(Bloomberg) -- South Africa’s economy shrank in the third quarter as logistics constraints and a chronic electricity shortage took their toll.

Gross domestic product contracted 0.7% year-on-year in the three months through September, compared with growth of 1.5% in the prior quarter, Statistics South Africa said in a report released in the capital, Pretoria, on Tuesday. The median estimate of 11 economists in a Bloomberg survey was for output to shrink 0.1% in the period.

The slump follows a 2.2% annual contraction in mining and a 3.2% slowdown in utilities over the three-month period. Agriculture shrank 19.9% from a year earlier, while construction contracted 2%.

Household spending, which has come under pressure from high living and borrowing costs, shrank 0.3% in the quarter. The central bank has increased its benchmark rates by 475 basis points since November 2021 to a 14-year high of 8.25%.

The fall in household expenditure also comes amid pressure on money supply and credit extension, with the amount of money flowing into the economy and loans extended to consumers and private businesses posting their weakest growth in almost two years in October, according to central bank released last week.

In its latest Financial Stability Review, the bank also flagged stresses on lenders, which it said are beginning to take strain from the high interest rate environment, spurring more careful lending approaches.
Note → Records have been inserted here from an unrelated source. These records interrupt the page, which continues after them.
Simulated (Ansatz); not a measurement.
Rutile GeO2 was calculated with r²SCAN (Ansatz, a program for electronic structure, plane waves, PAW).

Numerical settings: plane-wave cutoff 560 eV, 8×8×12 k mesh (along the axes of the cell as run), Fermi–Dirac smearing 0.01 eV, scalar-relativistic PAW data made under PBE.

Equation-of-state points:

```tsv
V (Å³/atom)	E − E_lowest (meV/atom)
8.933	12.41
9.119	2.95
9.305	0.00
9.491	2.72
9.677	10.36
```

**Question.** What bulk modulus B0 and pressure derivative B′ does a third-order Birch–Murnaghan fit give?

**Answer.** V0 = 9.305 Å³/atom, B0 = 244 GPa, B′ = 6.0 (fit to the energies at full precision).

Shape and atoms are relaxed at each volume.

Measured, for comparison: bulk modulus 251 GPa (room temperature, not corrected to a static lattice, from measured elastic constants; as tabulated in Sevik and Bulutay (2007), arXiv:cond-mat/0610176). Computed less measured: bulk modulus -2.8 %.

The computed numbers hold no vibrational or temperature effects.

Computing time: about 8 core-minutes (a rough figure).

Read More: Traders Revise South Africa Rate Cut Bets as Credit Growth Slows

For the nine months through September, GDP grew 0.3% compared with the previous year, an early indication that growth may underperform the 0.8% forecasts for the year from the National Treasury and the central bank. On a quarter-on-quarter basis, the economy contracted 0.2%, compared with analyst expectations for an unchanged print.

(Updates with additional data from third paragraph)

©2023 Bloomberg L.P.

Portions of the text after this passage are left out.